But really, how can a picture hurt you?
Better that each serve as a Hallmark card that greets your fitful fevers with reason and uncurtains your valor. Then, so gospeled, you may see that defeating a disaster is as innocently easy as deciding to go out to dinner. Remove the dread that bars your doors of perception, and you will enjoy a banquet of treats that will make the difference between suffering and safety. You will enter a brave new world that will erase your panic, and release you from the grip of terror, and relieve you of the deadening effects of indifference —and you will find that switch of initiative that will energize your intelligence, empower your imagination, and rouse your sense of vigilance in ways that will tilt the odds of danger from being forever against you to being always in your favor. Indeed, just thinking about a disaster is one of the best things you can do —because it allows you to imagine how you would respond in a way that is free of pain and destruction.
Another reason why disasters seem so scary is that many victims tend to see them as a whole rather than divide them into much smaller and more manageable problems. A disaster can seem overwhelming when confronted with everything at once —but if you dice it into its tiny parts and knock them off one at a time, the whole thing can seem as easy as eating a lavish dinner one bite at a time.
In a disaster you must also plan for disruption as well as destruction. Death and damage may make the news, but in almost every disaster far more lives are disrupted than destroyed. Witness the tornado that struck Joplin, Missouri, in May 2011 and killed 158 people. The path of death and destruction was less than a mile wide and only 22 miles long —but within thirty miles 160,000 citizens whose property didn’t suffer a dime of damage were profoundly disrupted by the carnage, loss of power and water, suspension of civic services, and inability to buy food, gas, and other necessities. You may rightfully believe your chances of dying in a disaster in your lifetime may be nearly nil, but the chances of your life being disrupted by a disaster in the next decade is nearly a sure thing.

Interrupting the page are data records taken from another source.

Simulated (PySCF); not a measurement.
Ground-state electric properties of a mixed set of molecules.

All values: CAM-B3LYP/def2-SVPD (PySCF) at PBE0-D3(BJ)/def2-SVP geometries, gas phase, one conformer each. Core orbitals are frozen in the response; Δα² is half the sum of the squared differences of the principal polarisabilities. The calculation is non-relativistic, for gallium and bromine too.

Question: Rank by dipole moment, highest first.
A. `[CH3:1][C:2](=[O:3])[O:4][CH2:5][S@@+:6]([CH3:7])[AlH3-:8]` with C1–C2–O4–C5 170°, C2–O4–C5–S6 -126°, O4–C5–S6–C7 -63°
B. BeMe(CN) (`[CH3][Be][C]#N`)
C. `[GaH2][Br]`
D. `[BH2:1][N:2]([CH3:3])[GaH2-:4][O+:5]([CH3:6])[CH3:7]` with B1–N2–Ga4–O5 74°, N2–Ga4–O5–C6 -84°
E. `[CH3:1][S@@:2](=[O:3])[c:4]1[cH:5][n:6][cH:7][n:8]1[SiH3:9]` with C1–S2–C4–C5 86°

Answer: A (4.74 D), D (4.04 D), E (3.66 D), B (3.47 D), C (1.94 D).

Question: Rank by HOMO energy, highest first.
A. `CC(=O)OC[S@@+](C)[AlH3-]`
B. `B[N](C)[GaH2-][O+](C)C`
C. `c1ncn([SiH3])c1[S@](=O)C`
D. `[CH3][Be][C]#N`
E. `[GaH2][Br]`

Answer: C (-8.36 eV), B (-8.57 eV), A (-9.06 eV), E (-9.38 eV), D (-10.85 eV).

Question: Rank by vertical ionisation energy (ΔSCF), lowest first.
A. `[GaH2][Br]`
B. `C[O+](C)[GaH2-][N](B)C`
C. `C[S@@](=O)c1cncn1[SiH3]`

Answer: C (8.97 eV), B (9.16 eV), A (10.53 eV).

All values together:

Not only should you prepare for disasters, you should learn to premeditate them. Prepare concerns the body; premeditate concerns the mind. Everywhere you go, think what could happen and how you might/could/would/should respond. Use your imagination. Fill your brain with these visualizations —run mind-movies in your head —develop a repertoire —until when you walk into a building/room/situation you’ll automatically know what to do. If a disaster does ambush you —sure you’re apt to panic, but in seconds your memory will load the proper video into your mobile disk drive and you’ll feel like you’re watching a scary movie for the second time and you’ll know what to expect and how to react. That’s why this book is important: its manner of vivifying disasters kickstarts and streamlines your acquiring these premeditations, which lays the foundation for satisfying your needs when a disaster catches you by surprise.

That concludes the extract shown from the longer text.